When I was little my father used to see my brother and I every once in a while on the weekends, whenever he didn’t have a date I guess. My mom, although hesitant to let us go with him for very long due to his lifestyle, did her best to make it so we could still have a relationship with him. She made the smart decision to let us hear all of his garbage and trusted that as we grew older we would sift through it all and be able to identify what was true and what was not. When I say garbage I mean his stories about why he didn’t pay child support. For some reason he felt the need to explain to two little boys why he could not or would not pay support to our mom.
At the time, I had no idea that he was just using his kids to ease his own mind and make himself feel justified about what he was not doing for us. He would say things like ” You boys know the reason I cant give your mom any money is because you would never see any of it. Your mom would be buying fur coats and expensive jewelry.” We heard things like this all throughout our childhood when he was not in jail. It was always something my mom did that prevented him from paying her support, according to him. Looking back I guess I see it would have been hard for him to pay support anyhow, since he did not want to work!
If there ever was a person who took full advantage of his children’s age and vulnerability it was my dad. He really slept well after seemingly convincing us that he was the victim in all this and my mom ( who worked 3 jobs to keep a roof over our head) was somehow taking advantage of him. It really is quite pathetic now that I think on it again. He actually had us believing it for a short period between ages 10-12 or so. I remember barging into my mom’s room after a visit with my dad and accusing her of spending all of my dad’s money. She just looked at us and didnt really respond, although she had every right to get us back into reality and tell us what a liar my father was. She opted for the high road, and in the end my brother and I caught on to what really as going on and we addressed the lies with my father later in life. Of course, not having changed a bit, he just proceeded to move away from my brother and I to avoid these type of inquiries.
Talking bad about my mom may have got us off track for a few short years but in the big picture, we saw right through the attempt to discredit our mother and totally lost respect for him. My brother and I were not a rare case, either. This type of immature behavior goes on in homes today all over the world. Parents get mad at there spouses, ex-spouses and actually start telling their little children about how bad their other parent is. How sad it is that they are putting the child in such an uncomfortable position, and an unfair position. Whats more, is the parent who runs their mouth is usually doing it out of resentment for the spouse and the child has no place in it. The selfish idea that I can get back at my spouse by using my child as a pawn and an instrument to hurt them is horrendous, but it happens everyday. Its happened to me and may have happened to you.

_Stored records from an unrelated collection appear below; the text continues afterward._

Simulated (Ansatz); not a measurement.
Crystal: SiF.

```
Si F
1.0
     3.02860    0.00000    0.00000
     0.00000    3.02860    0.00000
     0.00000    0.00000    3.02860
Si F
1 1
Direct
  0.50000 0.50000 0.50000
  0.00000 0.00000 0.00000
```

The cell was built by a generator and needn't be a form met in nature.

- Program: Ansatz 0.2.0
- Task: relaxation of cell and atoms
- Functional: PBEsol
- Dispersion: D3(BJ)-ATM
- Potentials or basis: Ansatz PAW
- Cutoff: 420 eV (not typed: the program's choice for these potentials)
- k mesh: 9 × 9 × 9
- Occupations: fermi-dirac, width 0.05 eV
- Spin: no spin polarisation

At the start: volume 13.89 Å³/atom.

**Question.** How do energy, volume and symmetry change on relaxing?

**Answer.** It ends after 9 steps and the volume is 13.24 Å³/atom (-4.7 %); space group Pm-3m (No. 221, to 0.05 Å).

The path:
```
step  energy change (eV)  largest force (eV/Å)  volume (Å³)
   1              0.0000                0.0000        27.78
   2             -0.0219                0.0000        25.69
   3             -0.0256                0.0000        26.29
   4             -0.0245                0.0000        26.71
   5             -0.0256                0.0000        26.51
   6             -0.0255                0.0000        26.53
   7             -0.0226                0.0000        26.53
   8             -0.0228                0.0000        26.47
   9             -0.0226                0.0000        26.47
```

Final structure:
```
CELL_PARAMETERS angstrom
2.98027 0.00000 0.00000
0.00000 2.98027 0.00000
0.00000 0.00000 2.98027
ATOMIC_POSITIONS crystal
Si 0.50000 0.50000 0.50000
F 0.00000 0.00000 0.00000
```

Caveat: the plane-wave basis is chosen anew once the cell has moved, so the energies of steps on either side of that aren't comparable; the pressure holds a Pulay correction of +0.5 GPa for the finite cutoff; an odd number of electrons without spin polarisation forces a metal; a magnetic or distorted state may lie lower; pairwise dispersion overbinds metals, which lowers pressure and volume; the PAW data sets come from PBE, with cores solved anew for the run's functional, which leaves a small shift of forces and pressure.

The message for today is simple but critical. Please parents, keep the immature and childish vitriol away from the innocent children. If for no other reason than the fact that you will always come out the loser in the end, always. Your children may buy into your games now, for a short while, but believe me they will lose all respect for you when they figure out what you did and how you used them and their vulnerability to try and hurt their other parent. It isn’t worth it. After all what good does it do anyone to start spreading dirty laundry? Has anything good ever come out of it, ever? Keep the negative talk about your ex, or your current spouse to yourself, and leave your children out of it, better yet leave everyone else out of it, Its between you and them and the only motive for spreading it all out is a selfish one because nothing good ever comes from gossip. Until we have it all together in our own lives , how about we leave our nose out of others’ business all together. Agreed?
The skill for the skill bank today to teach Is Problem Solving –
Since we talked about making good decisions with our children today, lets teach them how to arrive at good solutions as they make decisions. Here is a great formula to use and easy to teach and remember. Its called the S.O.D.A.S method.
Situation- Identify problem
Options- list a few options
Disadvantages- list a few disadvantages for each of your options
Advantages- list a few advantages for each of your options
Solution- Review the above and come up with your best solution.
So, when your child has trouble figuring out whether to skip homework and play video games, they can always do a quick SODAS on a piece of paper to determine if the consequences would be worth the behavior. I use SODAS many times on the run in my head for daily choices I need to make, its very helpful!
Happy parenting and as always, your money back if not satisfied- so give it a shot!